Abstract
Many studies of bottom-up visual attention have focused on identifying which features of a visual stimulus render it salient—i.e., make it “pop out” from its background—and on characterizing the extent to which salience predicts eye movements under certain task conditions. However, few studies have examined the relationship between salience and other cognitive functions, such as memory. We examined the impact of visual salience in an object–place working memory task, in which participants memorized the position of 3–5 distinct objects (icons) on a two-dimensional map. We found that their ability to recall an object's spatial location was positively correlated with the object's salience, as quantified using a previously published computational model (Itti et al., 1998). Moreover, the strength of this relationship increased with increasing task difficulty. The correlation between salience and error could not be explained by a biasing of overt attention in favor of more salient icons during memorization, since eye-tracking data revealed no relationship between an icon's salience and fixation time. Our findings show that the influence of bottom-up attention extends beyond oculomotor behavior to include the encoding of information into memory.
Introduction
Visual attention is governed by both top-down and bottom-up processes (Connor et al., 2004; Knudsen, 2007). Whereas top-down attention is slow, goal-directed, and under executive control (Miller and Cohen, 2001; Miller and D'Esposito, 2005), bottom-up visual attention is fast, automatic, and—as the term “bottom-up” implies—driven by the visual properties of the environment (Egeth and Yantis, 1997). Bottom-up processes are responsible for involuntarily guiding one's gaze toward salient visual stimuli, that is, stimuli that pop out from the background—for example, a red apple against a thatch of green leaves. (Note: Although some authors have used the term salience to describe the enhancement of a stimulus by either top-down or bottom-up mechanisms, here we use the term exclusively to denote a bottom-up effect.)

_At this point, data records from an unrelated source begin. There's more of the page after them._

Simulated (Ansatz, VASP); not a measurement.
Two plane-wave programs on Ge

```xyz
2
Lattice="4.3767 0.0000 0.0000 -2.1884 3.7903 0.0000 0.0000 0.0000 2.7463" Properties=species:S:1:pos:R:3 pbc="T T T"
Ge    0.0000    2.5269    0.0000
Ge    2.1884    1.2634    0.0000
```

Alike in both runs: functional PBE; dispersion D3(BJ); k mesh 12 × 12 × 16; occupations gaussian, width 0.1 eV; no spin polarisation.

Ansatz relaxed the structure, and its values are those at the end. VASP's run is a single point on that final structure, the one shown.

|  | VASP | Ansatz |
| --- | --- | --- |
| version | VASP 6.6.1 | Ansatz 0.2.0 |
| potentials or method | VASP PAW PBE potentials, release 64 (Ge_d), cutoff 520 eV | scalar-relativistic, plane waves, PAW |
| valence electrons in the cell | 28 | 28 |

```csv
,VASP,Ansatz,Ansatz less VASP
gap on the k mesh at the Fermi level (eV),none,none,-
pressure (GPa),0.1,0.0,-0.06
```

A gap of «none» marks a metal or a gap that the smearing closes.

Many studies have examined the influence of visual salience on explicitly visual behaviors, such as saccade paths during free-viewing (Peters et al., 2005) and visual search tasks (Treisman and Gelade, 1980; Itti and Koch, 2000; Rao et al., 2002; Najemnik and Geisler, 2005). Other studies of bottom-up visual attention have focused on its relative influence versus top-down attention (Parkhurst et al., 2002; Elazary and Itti, 2008), its locus within the brain (Gottlieb et al., 1998; Constantinidis and Steinmetz, 2005), and the conditions under which its impacts are manifest (Henderson et al., 2007; Peters and Itti, 2008). However, little is known about the influence of salience on other cognitive functions, including memory. Here, we examine the impact of visual salience on performance in an object–place working memory task.
We asked a group of 12 participants to recall the position of 3–5 unique target icons on a map after a short delay. We found that target salience, as quantified using a computational model of bottom-up attention (Itti et al., 1998; Walther and Koch, 2006), was positively correlated with participants' performance. In particular, positional error decreased as target salience increased. Moreover, the strength of the relationship increased with increasing task difficulty. Finally, we found that the effect of salience on memory did not depend on eye movements; eye-tracking data revealed that participants fixated on each icon for an equal amount of time during memorization, regardless of that icon's salience.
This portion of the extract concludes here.